The actual Icarus spacecraft would have consisted of an Apollo Service Module (SM) with a five-foot cylindrical extension known as the Payload Module (PM) at the top. Instead of a Command Module, the top of the stack would be a simple aluminum cone containing a few necessary systems. Although the Apollo Command Module and its associated guidance and control systems would have been useful, its weight was prohibitive and unnecessary. Weight had to be kept to a minimum in order to enable the rocket to carry the biggest possible bomb.
The Payload Module would have carried a 100-megaton bomb shaped as a cylinder roughly three feet in diameter and mounted horizontally along the diameter of the spacecraft. The bomb would weigh 18,150 kilograms. One side of the PM would sport a phased array radar antenna for tracking and rendezvous with the Icarus asteroid.

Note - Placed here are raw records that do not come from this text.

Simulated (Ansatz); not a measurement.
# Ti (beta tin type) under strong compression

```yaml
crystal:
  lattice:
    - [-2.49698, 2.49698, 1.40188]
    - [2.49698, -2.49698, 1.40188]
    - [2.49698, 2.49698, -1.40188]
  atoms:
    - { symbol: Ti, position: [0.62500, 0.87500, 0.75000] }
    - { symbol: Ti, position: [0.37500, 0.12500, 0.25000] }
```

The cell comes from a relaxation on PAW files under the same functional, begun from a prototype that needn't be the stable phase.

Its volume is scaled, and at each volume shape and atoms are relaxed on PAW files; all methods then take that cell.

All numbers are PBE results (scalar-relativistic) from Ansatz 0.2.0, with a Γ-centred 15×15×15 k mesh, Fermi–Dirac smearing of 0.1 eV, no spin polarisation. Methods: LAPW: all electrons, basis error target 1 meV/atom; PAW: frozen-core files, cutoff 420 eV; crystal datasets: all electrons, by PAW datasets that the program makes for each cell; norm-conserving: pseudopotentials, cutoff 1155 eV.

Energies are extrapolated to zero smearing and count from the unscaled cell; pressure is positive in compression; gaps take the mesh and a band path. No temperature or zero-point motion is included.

The plan would have used an essentially unmodified Saturn V rocket. At the time, the first Saturn V test was not scheduled until November 1967 and the planners did not know if it would work. The only real difference with the Icarus Saturn V was the modified adapter shroud at the top of the S-IVB third stage. On a standard Apollo mission to the moon these panels normally would have enclosed the Lunar Module, with the Service Module and Command Module mounted on top. But by modifying them and using them to enclose the entire Service Module and its attached Payload Module, the designers were able to improve the aerodynamics of the rocket, and more importantly, eliminate aerodynamic loads and heating on the radar antenna. In profile, the stack would have looked much like the Skylab launch vehicle lofted by the Saturn V in 1973, although slightly shorter.